Velvet Underground LIVE from the NYPL, December 8, 2009. mp3.
Yes, the New York Public Library, flanked by lions named Patience and Fortitude.
This is a retrospective interview, not a concert.
The Rumpus: The Velvet Underground's Not-Quite-a-Reunion Reunion:
Soon the lights were dimmed and a hand reached from behind the stage to lift the record player needle. After a few bumbled attempts, "Heroin" was played in its seven-minute entirety. The assortment of bearded hipsters, aging rockers and eyeglass-wearing college girls nodded along in a sort of communal nostalgia for a time that nearly all of us had missed.
After a smattering of applause, the talk begins. Rolling Stone writer David Fricke interviews Lou Reed, Maureen "Moe" Tucker and Doug Yule.
The one fleeting bit of live music came when Reed and Tucker sang a few lines of The Primitives' "The Ostrich," a parody song written by Lou Reed before forming The Velvet Underground.

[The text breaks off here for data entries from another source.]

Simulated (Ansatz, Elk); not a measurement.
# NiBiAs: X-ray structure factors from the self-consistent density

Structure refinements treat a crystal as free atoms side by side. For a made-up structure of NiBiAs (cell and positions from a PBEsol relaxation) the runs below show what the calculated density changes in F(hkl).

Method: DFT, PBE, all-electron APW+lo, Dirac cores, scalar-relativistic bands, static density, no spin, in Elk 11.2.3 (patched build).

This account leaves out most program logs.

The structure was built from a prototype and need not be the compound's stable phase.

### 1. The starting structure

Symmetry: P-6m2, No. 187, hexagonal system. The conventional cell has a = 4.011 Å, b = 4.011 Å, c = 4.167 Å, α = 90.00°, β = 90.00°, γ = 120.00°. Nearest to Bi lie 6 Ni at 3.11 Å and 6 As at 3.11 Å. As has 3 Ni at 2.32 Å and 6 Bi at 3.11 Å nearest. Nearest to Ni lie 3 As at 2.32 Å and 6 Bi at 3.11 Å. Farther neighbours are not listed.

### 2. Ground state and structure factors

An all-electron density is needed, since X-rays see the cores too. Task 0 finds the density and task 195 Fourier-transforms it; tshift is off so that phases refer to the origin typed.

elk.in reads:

Caveat about this story: "(Side note: The Barbarians had a hit single titled "Are You a Boy or Are You a Girl" about metrosexual 60s hipsters wearing too-tight jeans. Perhaps an appropriate reference given the audience at the NYPL that night.)"
This is simply not true. The song was about young men (high school kids!) growing their hair long in the crewcut '60s, and was used by overbearing uncles and macho construction workers to taunt young longhairs who rejected their values. "If you had long hair then, you were looking for a fight," says Lou Reed. There were no "metrosexuals" then, it wasn't merely a hairstyle. There were just freaks and straights clashing over values.
The interview is more interesting than you might think if you're disappointed that they don't play tunes for you. Warhol took them in, fed everybody, and they were invited to make a record because of him. He produced it: "Just don't change anything, leave it alone." Warhol said.
Later, the banana. The fun started for Andy when you peeled it and got a pink banana. Reed says he later did the same thing for the Rolling Stones' Sticky Fingers album cover with a zipper. Dismissive, he told him he'd already done that.
Good stories, worth a listen. Smart artists talking real.